MOSCOW — Of course it went to penalties. It always goes to penalties.
And of course everyone expected England to lose. Because England always loses when it goes to penalties.
It has become something of a theme. Or a curse. 1990. 1996. 1998. 2004. 2006. 2012. Six major tournaments in 22 years (including the European Championship), and England, brimming with high hopes and big-name players, going out in the cruelest possible way.
Midfielder Eric Dier delivered the final blow, slamming his attempt into the lower left corner under goalkeeper David Ospina after Colombia failed to convert its last two attempts. England’s goalkeeper, Jordan Pickford, had set the stage by pawing away Carlos Bacca’s fifth attempt for Colombia with a dive to his right.

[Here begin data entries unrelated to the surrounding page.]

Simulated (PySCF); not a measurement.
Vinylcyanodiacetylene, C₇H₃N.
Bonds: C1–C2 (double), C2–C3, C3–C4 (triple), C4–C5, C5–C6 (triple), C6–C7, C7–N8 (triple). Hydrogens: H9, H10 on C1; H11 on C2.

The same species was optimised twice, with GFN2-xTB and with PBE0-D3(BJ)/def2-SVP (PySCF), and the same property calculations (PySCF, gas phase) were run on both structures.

Kane, Marcus Rashford and Kieran Trippier also converted for England in the shootout, sparing Jordan Henderson from a lifetime of ignominy after his penalty, England’s third, was saved by Ospina.
“It was a night I just knew we were going to get over the line,” England Manager Gareth Southgate said.
The result came so quickly — a miss, then a make — and was in many ways so unexpected given England’s history that its players did not seem to know what to do. Dier peeled off to his right, eventually collapsing under a pile of teammates. Trippier seemed caught in some in-between, jumping in place next to the pile as the England reserves raced past him to throw themselves on top of Dier.
“It was nice to get that one off our backs,” Kane said. “It’s a huge relief to take going forward.”
They will collect themselves for what’s next when they are ready. An unlikely date with Sweden awaits in the quarterfinals on Saturday in Samara.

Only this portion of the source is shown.